You can read more about André Lepecki and his poetics as a writer on the following link: http://www.sarma.be/nieuw/critics/lepecki.htm

CREDITS

Editor Sarma: Myriam Van Imschoot
Editor Portugal: Monica Guerreiro
Research in Lisbon: Jeroen Peeters
Coördination: Steven De Belder, Jeroen Peeters, Charlotte Vandevyver, Myriam Van Imschoot
Translator: Clive Thoms
Financial Support: Portuguese Institute for the Arts
Thank you to: André Lepecki for the contribution to this anthology, BLITZ for giving consent to republish the texts on www.sarma.be, Diana Teixeira (typiste)

For practically a week, Acarte’s Sala Polivalente played host to the latest piece by Paula Massano. A performance by Companhia de Dança de Lisboa, “for all ages”, with special sessions for school audiences.

Following the opening blackout on stage, the first image we have in the piece is precisely this: a highly singular, highly static opening moment, underscored by the original music (original inasmuch as it has been especially composed, and not in the sense of being innovative) by António Pinho Vargas. The contrast or tension in this first image has a dual focus: a dialogue between the shapeless stage object, predominantly in tones of blue and occupying the back of the stage, and the area of yellow on the linoleum, which offers a muscular two-dimensional reflection of the movement suggested by the sculpture in blues.

The dancer’s body, lying on the floor stage left, and the costume mirror the duality proposed by the sets: blue shirt, yellow trousers. And why am I being so emphatic about the impact of these opening moments, this image offered to us for several minutes?

Because this prologue, or introduction, which inevitably refers us to the performance structure of classical ballet, with its musical overtures, will show itself to be the primary thrust of the choreography, and at the same time a sort of counterpoint to its imbalances: the carefully designed stage settings, in which the costumes and sets (both designed by Ana Isabel Miranda Rodrigues) work in unison will unfortunately turn out to be the only truly coherent thread running through the whole piece.

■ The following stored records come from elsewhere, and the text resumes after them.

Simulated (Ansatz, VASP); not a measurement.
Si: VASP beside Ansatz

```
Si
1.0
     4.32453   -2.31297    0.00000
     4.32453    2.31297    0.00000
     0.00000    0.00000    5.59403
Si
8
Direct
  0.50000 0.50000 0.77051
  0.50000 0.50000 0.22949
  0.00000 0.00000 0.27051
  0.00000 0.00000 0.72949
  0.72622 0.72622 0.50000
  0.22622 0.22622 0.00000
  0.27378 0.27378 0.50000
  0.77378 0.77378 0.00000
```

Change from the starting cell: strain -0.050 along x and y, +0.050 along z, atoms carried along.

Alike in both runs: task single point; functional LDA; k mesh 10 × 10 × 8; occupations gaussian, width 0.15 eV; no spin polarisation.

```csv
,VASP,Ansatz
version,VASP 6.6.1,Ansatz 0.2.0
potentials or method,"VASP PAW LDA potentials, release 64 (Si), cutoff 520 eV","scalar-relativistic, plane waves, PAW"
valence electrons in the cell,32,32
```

I think Paula Massano has run up against a difficult problem in her choreographic language, and has clearly failed to solve it. The problem is that of transposing a narrative into dance. This is a tricky issue, if we don’t want to deprive contemporary dance of its specific, fundamental and liberating features: the poetry of bodily expression, and release from the constraints of verbal codes, achieved by liberating movement from more or less narrative conventions. In other words, the search of another language originated from and anchored in what we identify as the unconscious. The logic of bodily expressiveness is a logic which is inherently poetic, and not narrative. And this is the main problem with A Bailarina do Mar (Sea Dancer): constant hesitation between being explicit and suggestive, between narrating and acting. This is a problem which can’t be solved through the means explicitly employed in this piece, as explained in the programme: the “characters” are not psychologically characterized. This expedient undermines the piece on two levels. Firstly, the audience has come to see a piece which is presented as being based on, or at least inspired by, A Menina do Mar, the children’s story by Sophia de Mello Breyner Andersen. But then they fail to find anything in the choreography which is remotely similar to the story. OK, so this was a clear decision taken by the choreographer. But they also fail to find any other connecting thread which might show there to be “characters”. Because, by definition, a character means some sort of biography, i.e. a past, a present or a future. A character always brings his (or her) story with him (or her), or else plays out this story. And this is clearly not what happens in A Bailarina do Mar.

Faced with this vacuum of meaning, instead of trying to connect the action to a “story” (a clearly impossible task, as works of art are only open to the extent and in the sense which they themselves permit), the children in the audience – curiously and significantly – tried to give an identity to the different characters and elements of the stage sets. So a consensus quickly formed that the yellow area on the floor was unquestionably a “boat” and that the masked chorus was made up of “fish”. I don’t think either the grown-ups or the children managed to work out what they were all doing down there.

And so back to the formal aspect. And here, it is difficult, to say the least, to see the point of the dialogue which Paula Massano seems to want to set up between movements based on Cunningham’s technique and others taken from the classical vocabulary. In comparison with Piña Colada or Estranhezas, her two previous pieces, the movement is less interesting, less captivating. And also on a formal level, the use of successive blackouts to divide the different “tableaux” got a bit tiring after a while: the blue sculpture loomed larger, and a sense of visual fatigue took hold. So, lastly, to the dancers. The Companhia de Dança de Lisboa was not performing at its usual venue, the Teatro São Luiz. The proximity of the performers to the audience was particularly cruel to most of the dancers, whose technical shortcomings were painfully clear to see. The exceptions were Maria João Pires and Paulo Jesus, who were excellent, and Joana Novaes, who danced correctly. And someone should have remembered to warn the dancers not to slap on so much make-up for this venue.

An unbalanced performance, in which the few good bits never stopped it from being disappointing where it should have been enchanting, and from boring those it should have stimulated.